There is a simple extension of trapezoid rule to 2d. In 1d, if you have the interval $[0,1]$, the rule takes the linear interpolant
$$ l(x) = f(0)(1-x) + f(1)x, $$
and integrates it to get
$$ \int_0^1 l(x) = \tfrac12 f(0) + \tfrac12 f(1). $$
To integrate over a large interval, you then sum up the contributions of the individual small intervals to get the usual trapezoid formula:
$$ h \big(\tfrac12 f(x_0) + f(x_1) + \cdots + f(x_{n-1}) + \tfrac12 f(x_n) \big). $$
In 2d, on the square $[0,1]^2$, you can interpolate the function linearly on the bottom edge $y=0$, and separately on the top edge $y=1$, and then interpolate linearly between the two linear interpolants:
$$ l_0(x) = f(0,0)(1-x)+f(1,0)x, \qquad l_1(x) = f(0,1)(1-x)+f(1,1)x, $$
$$ l(x,y) = l_0(x)(1-y) + l_1(x)y. $$
The resulting interpolant is a linear combination of elementary interpolants on the square $[0,1]^2$, with coefficients being the function values, and the elementary interpolants look like this:
where the elementary interpolants are the coefficients of the function values $f(x,y)$ in the interpolant constructed from them:
$$ l(x,y) = f(0,0)(1-x)(1-y) + f(1,0)x(1-y) + f(0,1) (1-x)y + f(1,1)xy, $$
so of the four functions $xy$, $x(1-y)$, $(1-x)y$ and $(1-x)(1-y)$.

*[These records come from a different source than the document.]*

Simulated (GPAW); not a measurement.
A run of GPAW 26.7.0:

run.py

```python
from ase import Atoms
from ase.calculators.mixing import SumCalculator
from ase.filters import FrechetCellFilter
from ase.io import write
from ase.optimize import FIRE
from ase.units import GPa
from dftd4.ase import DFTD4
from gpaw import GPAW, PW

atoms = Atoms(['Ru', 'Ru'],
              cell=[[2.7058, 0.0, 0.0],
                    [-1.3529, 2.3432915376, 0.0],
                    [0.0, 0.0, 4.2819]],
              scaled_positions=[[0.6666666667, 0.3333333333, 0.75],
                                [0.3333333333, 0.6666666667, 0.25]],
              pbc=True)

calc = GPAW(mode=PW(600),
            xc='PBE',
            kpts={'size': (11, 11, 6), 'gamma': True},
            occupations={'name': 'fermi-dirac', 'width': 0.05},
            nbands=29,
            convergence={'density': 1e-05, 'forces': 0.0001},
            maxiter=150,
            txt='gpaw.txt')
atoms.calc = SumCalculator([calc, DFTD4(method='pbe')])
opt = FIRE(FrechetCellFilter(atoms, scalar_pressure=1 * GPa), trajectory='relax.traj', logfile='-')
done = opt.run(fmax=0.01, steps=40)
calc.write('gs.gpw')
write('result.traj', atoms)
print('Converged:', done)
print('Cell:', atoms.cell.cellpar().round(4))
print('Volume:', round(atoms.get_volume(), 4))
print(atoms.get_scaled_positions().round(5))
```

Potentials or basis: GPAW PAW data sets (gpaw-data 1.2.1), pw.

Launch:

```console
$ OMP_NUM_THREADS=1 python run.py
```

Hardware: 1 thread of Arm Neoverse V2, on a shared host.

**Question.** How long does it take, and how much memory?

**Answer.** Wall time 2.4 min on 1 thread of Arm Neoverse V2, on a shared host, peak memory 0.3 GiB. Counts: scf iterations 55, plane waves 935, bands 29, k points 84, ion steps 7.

The integral of $l(x,y)$ will be
$$ \int_{[0,1]^2}l(x,y)\,dx\,dy = \tfrac14\big( f(0,0)+f(0,1)+f(1,0)+f(1,1) \big). $$
Summing up these contributions over small intervals would then give
$$ \frac{h^2}{4}\sum_{j,k} w_{j,k} f(x_j, y_k) $$
where $w_{j,k}$ is an integer that counts how many squares the point $(x_j,y_k)$ belongs to: one in the corners, two on the edges, four in the middle.